Omar was asked by WCCO-TV’s Esme Murphy in August 2019, whether she was dating Mr. Mynett. She said no. However, Mynett’s then-wife filed for divorce that same month, with Omar filing in October.

While Rep. Omar has the right to be married to whomever she chooses, she thinks voters don’t have the right to know when her relationship with Mynett began or why her spending with his firm has significantly increased. That doesn’t work for us.

Rep. Omar’s campaign has raised more than $2 million dollars, but less than $100,000 of her itemized contributions come from people in her district. That means more than 95% of her financial support comes from somewhere else.

Omar failed to find time to even visit all of her district, yet she found time to write an autobiography and travel around the country for Sen. Bernie Sanders’ presidential campaign. She appears to be more focused on her own celebrity than on serving the district. That doesn’t work for us.

Omar complained that Sanders would have won our presidential primary if we still had the caucus system, arguing that fewer Minnesota voters would have been better for Bernie. Wanting fewer people to participate and be counted instead of more — that doesn’t work for us.

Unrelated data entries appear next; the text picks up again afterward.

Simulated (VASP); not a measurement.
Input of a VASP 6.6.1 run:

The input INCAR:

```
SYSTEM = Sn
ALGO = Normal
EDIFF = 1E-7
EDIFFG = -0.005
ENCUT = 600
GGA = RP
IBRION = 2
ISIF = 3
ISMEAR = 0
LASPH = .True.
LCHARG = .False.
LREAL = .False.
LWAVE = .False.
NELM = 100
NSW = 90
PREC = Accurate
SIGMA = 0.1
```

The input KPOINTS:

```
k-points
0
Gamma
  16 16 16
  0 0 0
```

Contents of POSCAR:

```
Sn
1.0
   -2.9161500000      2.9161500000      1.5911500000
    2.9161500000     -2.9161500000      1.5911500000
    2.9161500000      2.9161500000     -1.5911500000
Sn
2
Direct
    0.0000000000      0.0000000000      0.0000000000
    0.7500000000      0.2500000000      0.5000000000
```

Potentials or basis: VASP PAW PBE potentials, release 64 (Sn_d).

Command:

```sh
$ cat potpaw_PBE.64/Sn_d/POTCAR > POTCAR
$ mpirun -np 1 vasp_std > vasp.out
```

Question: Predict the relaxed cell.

I want to work for the people of the Fifth District. That’s why I’m challenging Omar in the DFL primary in August. Because I want to work for us.

I will not miss votes. I will build productive relationships across our district. I will always vote in the interest and values of our district. I will not get into Twitter fights with President Trump or trade in tropes that are offensive and hurtful. When I’m not in D.C. I will be home in our district, working with people, making sure their voices are heard and critical issues are being addressed by proposing meaningful legislation that raises people up.

I will be the representative who works for us. I will be focused on the Fifth.

I call on Rep. Omar to commit to a series of public debates to defend her poor representation and lack of transparency and accountability to the people of our district and the residents of Minnesota. The voters deserve answers. They deserve to know they have a choice.

Antone Melton-Meaux, of Minneapolis, is an attorney and mediator, and a candidate for the DFL nomination for Congress in the Fifth District.